Stations' local online ad revenue is expected to reach nearly
$1.4 billion in 2010, a 21% improvement over 2009, according to a study
released today by Borrell Associates and the Television Bureau of Advertising
(TVB). While broadcasters are showing improvement over 2009 in just about every
revenue category, last year wasn't too bad for web revenue. Stations rang up
some $1.15 billion in interactive business last year, a 10% boost over the year
before. That sum was nonetheless off a bit from Borrell Associates' 2009
forecast of $1.3 billion, issued at this point last year.
"In a year where the IAB reported flat internet revenues,
the performance of local TV stations is quite stunning," said TVB VP of
Strategic Planning Jack Poor.
Borrell Associates presented findings from its "Benchmarking:
TV Web Sales Defy Gravity, Gain 10%" at the Gannett building in Manhattan this morning. This year's data
focused on 573 TV stations; around 84% of them made less than $1 million on the
web last year, suggesting considerable room for growth. "It's still a small
amount of a station's total revenue," said Borrell CEO Gordon Borrell.
Stations are grabbing online business from print media,
whether it's Yellow Pages advertisers, newspaper classifieds or even couponing.
Newspapers saw their local revenue market share shrink from 27.7% to 23.6% from
2008 to 2009, while broadcast TV grew from 8.3% to 8.7%.

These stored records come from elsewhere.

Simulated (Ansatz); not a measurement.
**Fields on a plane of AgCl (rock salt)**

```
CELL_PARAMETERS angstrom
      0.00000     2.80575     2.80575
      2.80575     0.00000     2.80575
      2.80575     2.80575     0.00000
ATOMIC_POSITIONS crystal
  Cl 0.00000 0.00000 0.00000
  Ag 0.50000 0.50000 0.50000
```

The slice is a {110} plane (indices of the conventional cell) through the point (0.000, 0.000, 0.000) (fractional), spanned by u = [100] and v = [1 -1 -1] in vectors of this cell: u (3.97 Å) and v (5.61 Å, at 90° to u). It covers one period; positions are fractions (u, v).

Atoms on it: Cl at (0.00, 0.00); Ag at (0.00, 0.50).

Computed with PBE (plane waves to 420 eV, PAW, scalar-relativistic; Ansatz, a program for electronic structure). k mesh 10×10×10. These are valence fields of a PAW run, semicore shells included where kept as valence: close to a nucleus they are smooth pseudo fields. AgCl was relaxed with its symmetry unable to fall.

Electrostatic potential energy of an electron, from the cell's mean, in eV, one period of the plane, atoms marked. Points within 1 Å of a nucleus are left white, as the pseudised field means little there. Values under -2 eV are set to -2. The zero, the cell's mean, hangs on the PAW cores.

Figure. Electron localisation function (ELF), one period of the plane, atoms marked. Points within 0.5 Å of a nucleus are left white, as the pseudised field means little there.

Borrell said local television is in good shape to cash in on
the mobile advertising people increasingly consume on their smartphones and
tablets. At the NAB show last week, a dozen major broadcast groups, including
Gannett, announced a joint mobile DTV initiative. "Mobile is a new and upcoming medium, and
television has a history of understanding new mediums and going after them,"
Local mobile advertising was over $200 million last year,
with broadcast capturing 12% of it. Calling mobile "a new disrupter," Borrell
said that $200 million should "skyrocket into the billions" in two years' time.
The stations whose web revenue represents a good chunk of
their total revenue-say, in the double digit percentages-are the ones who are
thinking of online as its own business, said Borrell, not as simply a marketing
tool for television. "If you stop thinking like a television station," he
said, "you can get to the next level."